Statement of Chairman Charles T. Canady
Thursday, March 26, 1998
The Need for Federal Protection of Religious Freedom
after Boerne v. Flores, II
This morning the Subcommittee on the Constitution convenes to hear testimony from legal experts and religious leaders concerning cases where neutral laws or regulations have substantially burdened the ability of people to freely exercise their religion.
As we have discussed in earlier hearings, America was founded upon the notion that the government should not interfere with the religious practices of its citizens. Constitutional protection for the free exercise of religion is at the core of the American experiment in democracy.

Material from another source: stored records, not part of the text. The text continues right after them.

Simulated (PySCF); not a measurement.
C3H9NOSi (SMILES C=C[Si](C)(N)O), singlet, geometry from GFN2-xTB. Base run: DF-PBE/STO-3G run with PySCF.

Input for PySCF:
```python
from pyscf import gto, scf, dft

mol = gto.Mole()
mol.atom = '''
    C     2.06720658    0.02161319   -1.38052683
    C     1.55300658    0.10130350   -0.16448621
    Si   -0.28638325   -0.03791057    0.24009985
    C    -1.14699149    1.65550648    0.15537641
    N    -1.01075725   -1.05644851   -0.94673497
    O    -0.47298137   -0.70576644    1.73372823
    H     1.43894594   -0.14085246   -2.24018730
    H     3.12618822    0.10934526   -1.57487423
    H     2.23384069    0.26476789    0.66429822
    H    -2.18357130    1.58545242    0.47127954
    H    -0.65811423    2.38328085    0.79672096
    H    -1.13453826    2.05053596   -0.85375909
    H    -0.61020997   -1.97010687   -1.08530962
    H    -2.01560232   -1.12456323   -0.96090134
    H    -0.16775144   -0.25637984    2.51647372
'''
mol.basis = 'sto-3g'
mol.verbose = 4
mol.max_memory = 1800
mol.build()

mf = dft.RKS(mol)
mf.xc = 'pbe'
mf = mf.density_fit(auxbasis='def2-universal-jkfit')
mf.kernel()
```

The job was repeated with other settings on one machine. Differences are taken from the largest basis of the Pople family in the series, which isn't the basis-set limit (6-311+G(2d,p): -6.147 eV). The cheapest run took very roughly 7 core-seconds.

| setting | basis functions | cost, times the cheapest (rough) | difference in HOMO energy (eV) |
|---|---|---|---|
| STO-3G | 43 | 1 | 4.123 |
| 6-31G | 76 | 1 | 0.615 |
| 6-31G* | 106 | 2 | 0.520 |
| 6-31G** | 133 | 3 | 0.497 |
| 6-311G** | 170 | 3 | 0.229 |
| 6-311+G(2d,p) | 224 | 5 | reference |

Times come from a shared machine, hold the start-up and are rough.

In 1993, Congress passed the Religious Freedom Restoration Act, or RiFRA. RiFRA was designed to protect the free exercise of religion by requiring government to have a compelling reason for laws that substantially burden that religious exercise. Congress based its authority for RiFRA on Section Five of the Fourteenth Amendment. Unfortunately, the Supreme Court struck down RiFRA last June in the Boerne v. Flores case, deciding that Congress had exceeded its authority under Section Five.
The result of the Boerne decision is that men and women of faith are now without adequate protection against laws that interfere with their religious practice. I look forward to hearing from our legal experts and religious leaders today about the religious activities and practices that have been left vulnerable after Boerne v. Flores.
The freedom to practice one's religion is a fundamental right We, in Congress, should work to ensure that this basic right is not relegated to second-class status. I look forward to working successfully in this Congress to preserve full protection for our "first freedom" -- the freedom to practice one's religion without government interference.